WASHINGTON — A 49-year-old Texas militia member will appear before a jury in Washington, D.C., next week – the first of the more than 700 defendants charged in the Jan. 6 Capitol riot to go to trial.
Guy Reffitt, of Wylie, Texas, faces five felony charges for his alleged role in the effort to disrupt the certification of Electoral College votes for President Joe Biden. If convicted of the most serious charge against him – obstruction of an official proceeding – he faces a maximum sentence of 20 years in prison.
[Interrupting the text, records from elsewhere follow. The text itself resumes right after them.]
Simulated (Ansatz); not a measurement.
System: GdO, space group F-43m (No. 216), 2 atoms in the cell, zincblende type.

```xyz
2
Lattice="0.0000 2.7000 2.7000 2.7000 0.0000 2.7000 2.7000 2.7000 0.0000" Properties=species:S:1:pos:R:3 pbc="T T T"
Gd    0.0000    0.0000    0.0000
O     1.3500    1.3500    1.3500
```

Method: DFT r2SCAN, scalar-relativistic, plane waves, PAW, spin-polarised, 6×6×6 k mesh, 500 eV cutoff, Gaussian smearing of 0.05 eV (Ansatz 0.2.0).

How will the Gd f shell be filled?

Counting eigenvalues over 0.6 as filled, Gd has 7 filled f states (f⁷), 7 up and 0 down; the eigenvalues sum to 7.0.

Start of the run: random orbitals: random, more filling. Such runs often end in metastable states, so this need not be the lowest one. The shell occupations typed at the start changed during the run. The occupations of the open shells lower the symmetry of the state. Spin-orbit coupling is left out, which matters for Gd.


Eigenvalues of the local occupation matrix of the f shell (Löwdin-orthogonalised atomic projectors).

Here’s what to know as the Department of Justice begins its first prosecution in the unprecedented assault on the U.S. Capitol Building:
The Charges Against Him
Reffitt faces five felony charges in his case:
- Civil disorder - Transporting a firearm in furtherance of
- Obstruction of an official proceeding and aiding and abetting
- Entering and remaining in a restricted grounds with a firearm
- Civil disorder - Obstructing officers during
- Obstruction of justice – Hindering communication through physical force or threat of physical force
Prosecutors will tell jurors Reffitt is a member of the anti-government Three Percenters militia movement and that he spent the weeks leading up to the Capitol riot discussing his plans for Jan. 6, when then-President Donald Trump had urged followers to travel to D.C. for a “wild” protest to “Stop the Steal.”
Once at the Capitol, Reffitt is accused of entering the restricted area on the lower west terrace, where three U.S. Capitol Police officers say it took multiple rounds of pepper balls and O.C. spray to repel him from entering the building. Prosecutors say photos from the riot show he carried a semi-automatic handgun in a holster on his waist on Capitol grounds.
After returning home from D.C., Reffitt’s children say he threatened them if they cooperated with law enforcement, warning them “they would be traitors, and traitors get shot.”
Each count of civil disorder carries a maximum sentence of five years in prison. Carrying a firearm onto restricted grounds carries a maximum sentence of 10 years in prison. Each count of obstruction carries a maximum sentence of 20 years in prison.
Reffitt will be tried before U.S. District Judge Dabney Friedrich. Friedrich was appointed to the D.C. District Court in 2017 by President Donald Trump. She served as associate counsel to President George W. Bush from 2003-2006, and on the U.S. Sentencing Commission from 2006-2017.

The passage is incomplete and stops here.